Instead of trying to be a 'photographer' why don't you simply be a 'snap shooter' and use the camera in full automatics. There will still be a few pitfalls even with this like how steady you hold the camera but if you get a run of good photos it should give you confidence in yourself and your gear. For people shots it probably has a face recognition mode which might be an option for you. When I bought a new camera recently, despite sixty years in this game, I set it to full automatic for the first days as I got the hang of it. Even in poor light auto ISO should adjust to keep things about right for you. Personally I now usually work at 400 ISO as I dislike autoISO and find it gives me an exposure to cope with most daylight situations.
Having found that the camera and you can take good shots then is the time to start playing with settings ... just one at a time to see what it will do for you in A or S mode [ Av or Tv] M is a long way down the track ...... otherwise the unlikely situation is back to the shop to check out the gear.
I hesitate to suggest this but it comes down to the 'photographer v. snapshooter' with regard to you trying to put the background out of focus with a large aperture but if you have a reasonably good editor it is so easy to do this in PP I never bother about trying to do it in-camera. I simply duplicate the file, blur the top copy/layer and then erase from it the areas I want to be sharp by revealing the sharp version underneath. Paint.Net or GIMP will do this for you and both are free downloads. Here at PN experienced photographers have told us they normally take portraits at f/5.6 to f/8. Further to Simon H ....imagine how much less DoF at wider apertures :-(
I have an f/1.4 lens but I cannot remember ever using it at that aperture.
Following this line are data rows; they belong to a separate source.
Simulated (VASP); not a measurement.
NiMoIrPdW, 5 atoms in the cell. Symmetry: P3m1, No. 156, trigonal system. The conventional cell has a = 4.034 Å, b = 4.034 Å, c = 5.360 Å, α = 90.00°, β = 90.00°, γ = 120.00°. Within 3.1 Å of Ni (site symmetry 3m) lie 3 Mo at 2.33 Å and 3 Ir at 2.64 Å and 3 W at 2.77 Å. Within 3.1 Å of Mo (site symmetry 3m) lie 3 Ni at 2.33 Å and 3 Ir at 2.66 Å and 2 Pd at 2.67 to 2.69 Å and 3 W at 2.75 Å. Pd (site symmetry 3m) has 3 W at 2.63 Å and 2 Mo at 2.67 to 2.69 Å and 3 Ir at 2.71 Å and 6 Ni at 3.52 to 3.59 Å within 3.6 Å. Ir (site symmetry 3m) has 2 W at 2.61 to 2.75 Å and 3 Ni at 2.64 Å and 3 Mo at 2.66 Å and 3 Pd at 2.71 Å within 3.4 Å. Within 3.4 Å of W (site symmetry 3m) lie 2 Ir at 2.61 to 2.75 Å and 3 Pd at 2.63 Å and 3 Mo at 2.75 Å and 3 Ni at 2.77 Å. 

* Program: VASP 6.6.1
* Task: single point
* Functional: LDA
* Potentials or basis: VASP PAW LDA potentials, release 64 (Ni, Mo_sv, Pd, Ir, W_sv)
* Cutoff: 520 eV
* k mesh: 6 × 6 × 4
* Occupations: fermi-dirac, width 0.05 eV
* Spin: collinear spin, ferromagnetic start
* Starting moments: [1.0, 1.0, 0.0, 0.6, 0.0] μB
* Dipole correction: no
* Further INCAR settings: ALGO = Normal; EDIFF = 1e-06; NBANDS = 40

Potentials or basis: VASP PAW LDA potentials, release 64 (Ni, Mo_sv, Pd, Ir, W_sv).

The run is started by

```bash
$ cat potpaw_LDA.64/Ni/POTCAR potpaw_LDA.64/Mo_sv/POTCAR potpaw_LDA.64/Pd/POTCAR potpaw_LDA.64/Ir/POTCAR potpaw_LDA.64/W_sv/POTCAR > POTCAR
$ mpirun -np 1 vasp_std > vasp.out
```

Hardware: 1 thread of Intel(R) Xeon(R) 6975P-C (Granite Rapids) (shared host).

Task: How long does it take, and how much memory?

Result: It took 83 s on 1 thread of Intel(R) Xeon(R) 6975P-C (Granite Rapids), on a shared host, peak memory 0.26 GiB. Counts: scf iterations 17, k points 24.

For flash you should find the camera has a wonderful brain and will work it out for you if you use the 'on-board' and if when you find it is a bit strong go into the menu and cut the strength back, mine is usually set to minus one stop. The only drawback is that if people are looking directly at the camera you could get red-eye and the camera probably has a setting for this where it fire of several low flashes ahead of taking the photo to make the subject close their pupils. Although I discovered how to do syncro-sunlight work way back when it first became viable [ 1950's ] these days I leave it up to the camera and its on-board.
I used to be a photographer but these days I am happy to be a snap-shooter leaving as much as possible to the camera and I just pick the shots which really is what being a photographer is all about.